An unexpected and dramatic pullback by shoppers cut retail sales in the US in June for the third straight month — the first time that has happened since recession-ravaged 2008.

The 0.5 percent June swoon — on the heels of a 0.2 percent May decline — is being caused by a persistently stagnant and disappointing jobs market, economists said.

With retail sales supplying 70 percent of the gas that runs the US economy, Wall Street number- crunchers moved quickly yesterday to trim their forecasts for second-quarter gross domestic product.

“However hard you look, there’s just no good news in this report,” said chief economist Paul Ashworth at Capital Economics.

Jay Feldman, an economist at Credit Suisse, cut his second-quarter GDP forecast to 1.6 percent from 2.0 percent.

Economist Michael Feroli at JP Morgan Chase, reduced his growth estimate for the second quarter to 1.4 percent from 1.7 percent. He also slashed his third-quarter outlook to 1.5 percent from an earlier 2 percent rate.

The slowdown by wary consumers is a stark reversal of their optimistic spending gains of 3.8 percent in June a year ago.

Even the big 22 percent jump in June auto sales couldn’t turn overall sales positive, according to the Commerce Dept. report.

Some investors believe the unexpectedly poor performance by US consumers could prod Federal Reserve Chairman Ben Bernanke to speed up any stimulus plan under review.

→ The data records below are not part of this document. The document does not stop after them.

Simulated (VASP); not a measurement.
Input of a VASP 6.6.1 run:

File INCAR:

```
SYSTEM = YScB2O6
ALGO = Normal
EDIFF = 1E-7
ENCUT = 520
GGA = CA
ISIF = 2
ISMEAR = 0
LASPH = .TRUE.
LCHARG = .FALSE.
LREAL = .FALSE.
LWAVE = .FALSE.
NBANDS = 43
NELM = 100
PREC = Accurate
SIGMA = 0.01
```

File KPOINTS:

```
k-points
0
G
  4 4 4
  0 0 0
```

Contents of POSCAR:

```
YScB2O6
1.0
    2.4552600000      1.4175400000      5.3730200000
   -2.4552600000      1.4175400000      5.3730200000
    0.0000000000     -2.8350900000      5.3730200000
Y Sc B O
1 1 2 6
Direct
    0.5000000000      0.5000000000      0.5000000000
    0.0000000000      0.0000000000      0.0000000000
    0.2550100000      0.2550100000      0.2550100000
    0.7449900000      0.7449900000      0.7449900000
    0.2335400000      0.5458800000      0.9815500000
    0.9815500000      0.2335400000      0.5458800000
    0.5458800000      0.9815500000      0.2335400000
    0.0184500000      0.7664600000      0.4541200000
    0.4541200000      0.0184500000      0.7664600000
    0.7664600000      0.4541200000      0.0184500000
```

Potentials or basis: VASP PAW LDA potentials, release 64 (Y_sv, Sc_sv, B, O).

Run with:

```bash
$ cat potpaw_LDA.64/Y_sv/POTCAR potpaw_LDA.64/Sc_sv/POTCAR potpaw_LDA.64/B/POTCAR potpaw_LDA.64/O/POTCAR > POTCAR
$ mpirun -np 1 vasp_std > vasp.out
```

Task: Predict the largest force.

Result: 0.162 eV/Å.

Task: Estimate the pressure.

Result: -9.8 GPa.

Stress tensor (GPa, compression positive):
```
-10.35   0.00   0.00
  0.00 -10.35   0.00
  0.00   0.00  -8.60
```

The Fed has a policy meeting at the end of the month.

In June’s retail bust, sales were up in only a handful of the 27 monthly categories counted by the government.

They rose 0.5 percent in nonstore retailing, such as online shopping, and inched up 0.1 percent at grocery stores.

Excluded in June’s report was consumer spending on services, such as doctors’ visits, travel, rent and utilities.

They’ll be released in coming weeks.